The Minnesota same-sex marriage ban rapidly became the highest-profile statewide issue of 2012.


Because no matter where you stand, everybody knows someone who’s gay. Even if you don’t know they’re gay.

The Minnesota win strategy? Have uncomfortable conversations.

If you’re not familiar with Minnesota culture, this is total insanity.

Still, all great madness has a method. You see, the power of organizing is that you can fish in “the blue ocean.” Steve Jobs coined this term in the early years of Apple, referring to products that were all competing in the same market. It was a red ocean – a “market” frenzied with the blood of violent sea creatures all vying for survival. Steve wanted to fish in the blue ocean – the calm, wide, open sea – where no one else was trying to go.

So that’s exactly what we did.

Over the course of 18 months, Minnesota straight and gay folks canvassed the least traversed counties in the state, asking voters two things: How do you feel about gay marriage? And, do you know anyone who is gay?

For thousands of voters, this was literally the first time anyone had asked. Across the state, we talked about divorce, coming out, living in fear. We talked about rejection on both sides – for loving men or women; for believing there was only one right way to love. We invited people of faith into our movement, asking undecided Catholic and Christian voters about their beliefs and marriages, unpacking passages of the Bible – all with the goal of understanding, and moving hearts as well as minds.

In a matter of 18 months, our state turned a culture of “Don’t Ask, Don’t Tell” into “Do Ask, Tell All.”

In the final minutes of Election Night, the campaign team gathered in a back room. Campaign manager Richard Carlbom gave the final directive: No matter what, a public statement was going to be made at 1:45 a.m.

He was interrupted by an aide coming in. AP had just called the victory.

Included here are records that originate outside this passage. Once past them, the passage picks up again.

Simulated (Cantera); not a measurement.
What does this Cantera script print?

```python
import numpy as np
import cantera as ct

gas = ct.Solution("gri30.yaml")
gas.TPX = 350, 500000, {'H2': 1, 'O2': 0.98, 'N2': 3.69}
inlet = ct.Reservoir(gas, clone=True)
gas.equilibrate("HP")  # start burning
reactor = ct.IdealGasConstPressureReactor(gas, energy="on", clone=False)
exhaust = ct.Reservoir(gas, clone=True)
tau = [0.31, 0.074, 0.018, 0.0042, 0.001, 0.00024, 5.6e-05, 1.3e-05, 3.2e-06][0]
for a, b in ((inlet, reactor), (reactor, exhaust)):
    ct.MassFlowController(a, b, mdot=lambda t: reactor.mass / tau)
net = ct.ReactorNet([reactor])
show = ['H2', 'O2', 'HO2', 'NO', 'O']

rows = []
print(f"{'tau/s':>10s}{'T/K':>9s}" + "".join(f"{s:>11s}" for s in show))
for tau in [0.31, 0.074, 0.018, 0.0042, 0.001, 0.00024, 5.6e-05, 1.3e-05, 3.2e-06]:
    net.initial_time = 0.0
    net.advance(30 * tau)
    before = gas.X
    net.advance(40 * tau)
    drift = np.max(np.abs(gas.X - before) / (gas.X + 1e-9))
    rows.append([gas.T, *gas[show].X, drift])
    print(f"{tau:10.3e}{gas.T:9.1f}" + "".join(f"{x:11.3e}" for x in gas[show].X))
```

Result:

On November 6, 2012, Minnesota became the first of 30 states to defeat this amendment. We did it by casting our lines into the Blue Ocean of politics — believing, unlike others, that we could have a respectful conversation about something as personal and sacred as marriage with total strangers. Together, we voted to keep the conversation about gay people open in Minnesota — so that, as humans, we can continue to support and understand each other even more.